The Three Body Problem (2008) – Liu Cixin

Wang Miao and Ye Wenjie are the central characters in a vast cast in this epic Chinese novel that is the first in a trilogy, also known as The Three Body Problem.

Treating its subject matter with intelligence, and pouring on the science, the story takes us through the first steps of contact with an alien species, apparently for all the wrong reasons.

The story is set in China, beginning in the mid-60s during the Cultural Revolution, and we learn about the Red Coast project that is similar to SETI (Search for Extra-Terrestrial Intelligence) and is using a huge dish to listen for messages out amongst the stars, while occasionally transmitting greetings, in the vein of the Voyager probes that were sent out. When a message comes from a race we come to know as the Trisolarans, a disillusioned scientist, Ye Wenjie, sends one back, asking for their help, in order to punish man for our corruption of the planet.

She and others like her form a group, which in turn splinters, but they worship the idea of the Trisolarans coming to them, either to completely remove humanity from the planet, or to force us to live in balance with the planet. Either way, it makes it sound like they are definitely okay with humanity giving up its stewardship of Earth.

Wang Miao is another scientist, in the present, who gets caught up in events, slowly coming to realize that the things happening around the globe, a mass number of scientist deaths (via murder and suicide), a seemingly impossible manipulation of cosmic waves, and more are all the result of alien interaction.

As the government pulls its team together, we learn more about the history of Red Coast, Ye’s involvement with it, and how it all ties into a very intellectual VR game that people have been playing.

The story unfolds easily, taking its time, establishing its characters, and the mystery, which I greatly enjoyed. I was a little upset that none of the attempts for contact were seeking a brotherhood, or a mutual understanding, the characters are projecting, and longing for a savior of sorts, one that destroys or subjugates them.

Which, of course, is exactly what the Trisolarans have planned. Their own planetary orbit is unstable, causing their civilization to grow in fits and starts, so our planet, with its stable orbit, and lone sun, looks almost like a paradise to them. And thanks to Ye’s signal, they know where we are.

They’ve assembled their fleet, they’ve stoppered our science, they can study and learn everything about us, thanks to some proton quantum entanglement, and they are coming…
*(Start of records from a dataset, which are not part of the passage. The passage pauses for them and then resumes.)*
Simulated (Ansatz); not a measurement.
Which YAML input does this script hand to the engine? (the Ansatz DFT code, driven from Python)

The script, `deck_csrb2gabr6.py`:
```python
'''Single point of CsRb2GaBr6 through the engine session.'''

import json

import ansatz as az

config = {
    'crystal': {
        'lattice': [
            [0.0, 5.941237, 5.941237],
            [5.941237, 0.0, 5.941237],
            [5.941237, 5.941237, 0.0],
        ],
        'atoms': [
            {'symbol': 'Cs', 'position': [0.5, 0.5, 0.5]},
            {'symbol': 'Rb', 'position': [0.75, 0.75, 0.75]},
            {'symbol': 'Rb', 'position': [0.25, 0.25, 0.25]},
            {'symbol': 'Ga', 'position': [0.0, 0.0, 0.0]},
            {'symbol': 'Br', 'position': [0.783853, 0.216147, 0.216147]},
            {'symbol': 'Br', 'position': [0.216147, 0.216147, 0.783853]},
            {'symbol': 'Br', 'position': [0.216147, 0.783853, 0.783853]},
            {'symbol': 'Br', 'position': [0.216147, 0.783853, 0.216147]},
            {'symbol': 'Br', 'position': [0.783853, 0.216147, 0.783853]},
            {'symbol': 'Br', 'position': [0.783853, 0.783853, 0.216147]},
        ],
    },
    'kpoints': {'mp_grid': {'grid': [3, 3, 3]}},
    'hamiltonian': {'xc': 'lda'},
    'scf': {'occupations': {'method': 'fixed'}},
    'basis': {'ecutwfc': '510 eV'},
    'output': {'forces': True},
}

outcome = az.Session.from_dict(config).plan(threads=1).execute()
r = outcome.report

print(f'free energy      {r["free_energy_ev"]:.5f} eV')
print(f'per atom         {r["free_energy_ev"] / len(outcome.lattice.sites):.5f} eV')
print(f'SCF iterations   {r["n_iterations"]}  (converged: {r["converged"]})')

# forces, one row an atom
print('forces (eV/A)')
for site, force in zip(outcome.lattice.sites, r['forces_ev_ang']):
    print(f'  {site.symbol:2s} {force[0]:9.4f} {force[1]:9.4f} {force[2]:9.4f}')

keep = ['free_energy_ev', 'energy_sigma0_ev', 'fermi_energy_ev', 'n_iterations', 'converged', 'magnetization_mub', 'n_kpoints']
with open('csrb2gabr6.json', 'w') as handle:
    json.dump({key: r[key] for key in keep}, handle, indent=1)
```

Smart, engaging, and a stellar read, this one is definitely not light science fiction or space opera, this is a fascinating tale, and it’s interesting to see a story of alien contact told through another perspective, not a Western one. And despite the fact that this post seems fairly spoiler heavy, you actually know most of this going into the story, it’s reading how it plays out that makes this one really enjoyable.

Book one in the series ends with the realization that not only are they coming, they see us as nothing better than bugs. They aren’t in contact with the group that first reached out to them, and worships them. They have one mission now claim the Earth for their own.

And they will be here in four hundred years…

I can’t wait to see how this plays out in the next volume of the tale, The Dark Forest.